Intro to TSL

Creating shaders has always been challenging, even seasoned developers have never wrote GLSL code by themselves. If you've spent time fighting with onBeforeCompile() or rebuilding entire rendering pipelines with ShaderMaterial you know what I'm talking about.

TSL (Three.js Shader Language) offers a new approach, a node based alternative to GLSL which integrates directly with Three.js material system.

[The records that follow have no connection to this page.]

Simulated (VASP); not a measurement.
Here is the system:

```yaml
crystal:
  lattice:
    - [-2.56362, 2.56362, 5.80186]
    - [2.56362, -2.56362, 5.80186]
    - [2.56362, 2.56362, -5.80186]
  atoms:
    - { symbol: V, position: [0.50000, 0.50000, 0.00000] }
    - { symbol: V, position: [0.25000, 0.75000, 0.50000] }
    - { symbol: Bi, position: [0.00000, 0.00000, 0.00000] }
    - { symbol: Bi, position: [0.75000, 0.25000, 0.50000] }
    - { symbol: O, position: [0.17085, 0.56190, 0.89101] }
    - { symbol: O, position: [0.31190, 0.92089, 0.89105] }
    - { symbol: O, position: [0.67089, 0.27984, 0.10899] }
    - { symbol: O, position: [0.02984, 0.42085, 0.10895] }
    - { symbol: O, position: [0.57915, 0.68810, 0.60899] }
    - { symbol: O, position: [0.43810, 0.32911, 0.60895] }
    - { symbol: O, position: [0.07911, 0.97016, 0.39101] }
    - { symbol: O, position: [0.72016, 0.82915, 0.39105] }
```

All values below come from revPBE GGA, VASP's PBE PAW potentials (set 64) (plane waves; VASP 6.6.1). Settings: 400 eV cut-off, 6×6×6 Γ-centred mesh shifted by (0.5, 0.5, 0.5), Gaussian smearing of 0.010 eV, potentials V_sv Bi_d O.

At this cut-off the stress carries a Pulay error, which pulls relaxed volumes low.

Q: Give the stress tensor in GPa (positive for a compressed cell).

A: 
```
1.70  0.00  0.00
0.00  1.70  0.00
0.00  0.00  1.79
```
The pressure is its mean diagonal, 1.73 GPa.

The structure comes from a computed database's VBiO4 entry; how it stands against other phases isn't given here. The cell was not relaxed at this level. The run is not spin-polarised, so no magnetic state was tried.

This post will serve as a short introduction to TSL, how to get started and why is a great tool for creative web developers.

GLSL limitations

If you ever wanted to customize a material in Threejs beyond what the built-in properties offered, you had two relative painful options:

Option 1: onBeforeCompile()  hack to replace the shader string before the material compiles:

  material.onBeforeCompile = (shader) => {
    shader.uniforms.uTime = { value: 0 }
    shader.vertexShader = shader.vertexShader.replace(
      '#include <begin_vertex>',
      `
        #include <begin_vertex>
        transformed.y += sin(position.x * 10.0 + uTime) * 0.1;
      `
    )
  }

Yikes 🥴

Option 2: Create a ShaderMaterial from scratch

import vertexShader from './shaders/vertex.glsl'
import fragmentShader from './shaders/fragment.glsl'
import { Color, ShaderMaterial } from 'three'

const material = new ShaderMaterial({
  vertexShader,
  fragmentShader,
  uniforms: {
    uColorA: { value: new Color('#6366f1') },
    uColorB: { value: new Color('#ec4899') },
  },
})

Both approaches share the same fundamental issues:

• Strings, not code — GLSL lives in template literals. No IDE support, no typechecking, errors only at GPU compile time
• Fragile, easily broken if Three.js changes the shader code internally.
• LOL, debugging 🥲
• Manually managing uniforms and attributes, no automatic injection.
• Not composable — you can't easily combine two shader effects or reuse pieces across materials

TSL to the rescue

TSL is a node based JavaScript API for creating shaders. It is designed to replace the string concatenation madness into composable shader operations using functions.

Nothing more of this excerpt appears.